Sometimes an idea just sits waiting in your own back yard.
Scott Spencer is a Mount Desert Island native who has been living and working in the U.S. Southwest for the past half-decade. He still visits the island in the summer, and last year he was struck by the crowds that had drifted Down East.
“I said, `There’s so many people — somebody ought to do a show,”‘ Spencer said.
And that’s how the Down East Puffin Festival was born, a festival that will bring the likes of Jefferson Starship, Inner Circle, Andrew Tosh and the Beat Roots together for a daylong music festival in Blue Hill next month.
The Puffin Festival, however, is not Andy Rooney and the kids putting together a show in the garage.
Spencer is the president of Full Moon Productions, a full-service special events team with headquarters in New Mexico. His company has organized such events as Lollapalooza, The Solar Music Festival and the One World Music Festival, and has produced or promoted such acts as Blues Traveler, the Bodeans, Richie Havens, Ziggy Marley and Los Lobos.

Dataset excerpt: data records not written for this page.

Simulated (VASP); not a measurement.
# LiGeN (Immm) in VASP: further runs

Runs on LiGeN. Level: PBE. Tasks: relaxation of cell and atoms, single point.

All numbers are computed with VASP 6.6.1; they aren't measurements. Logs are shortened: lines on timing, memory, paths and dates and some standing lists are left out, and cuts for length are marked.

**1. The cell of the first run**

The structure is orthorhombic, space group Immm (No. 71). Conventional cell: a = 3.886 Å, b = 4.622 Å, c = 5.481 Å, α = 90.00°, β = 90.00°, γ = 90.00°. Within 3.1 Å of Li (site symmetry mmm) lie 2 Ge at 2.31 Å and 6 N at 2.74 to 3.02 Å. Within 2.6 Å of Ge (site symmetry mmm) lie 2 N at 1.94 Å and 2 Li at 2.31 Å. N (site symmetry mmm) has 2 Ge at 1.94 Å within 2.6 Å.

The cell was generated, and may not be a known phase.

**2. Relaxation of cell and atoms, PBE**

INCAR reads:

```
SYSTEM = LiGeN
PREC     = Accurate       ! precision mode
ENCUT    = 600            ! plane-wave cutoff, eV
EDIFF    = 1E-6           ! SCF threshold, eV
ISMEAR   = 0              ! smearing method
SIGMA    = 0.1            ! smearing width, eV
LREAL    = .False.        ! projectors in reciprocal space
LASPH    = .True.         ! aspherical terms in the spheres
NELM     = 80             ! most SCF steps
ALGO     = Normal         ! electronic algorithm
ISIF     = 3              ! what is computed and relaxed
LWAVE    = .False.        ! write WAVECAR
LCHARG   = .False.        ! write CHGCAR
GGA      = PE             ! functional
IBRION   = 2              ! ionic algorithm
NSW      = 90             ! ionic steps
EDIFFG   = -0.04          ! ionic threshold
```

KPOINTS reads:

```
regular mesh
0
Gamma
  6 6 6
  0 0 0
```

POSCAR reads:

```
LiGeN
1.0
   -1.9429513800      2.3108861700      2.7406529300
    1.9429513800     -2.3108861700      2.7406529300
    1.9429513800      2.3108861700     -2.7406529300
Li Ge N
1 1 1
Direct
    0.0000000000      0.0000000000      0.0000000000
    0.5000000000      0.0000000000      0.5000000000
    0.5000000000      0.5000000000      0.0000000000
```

“I decided to try to pull this together and do one show here instead of in the Southwest,” Spencer said.
The festival will run from 11 a.m. into the night July 22 at the Blue Hill Fair Grounds. Among the activities planned are wall climbing, skateboard runs, hot-air balloons, a food and craft village, and Maine’s largest drum circle. There will be speeches and demonstrations, some with a focus on environmental awareness, others sponsored by local and national nonprofit organizations such as the American Red Cross.
But the main focus of the day will be the music, which, Spencer said, should offer something for everyone.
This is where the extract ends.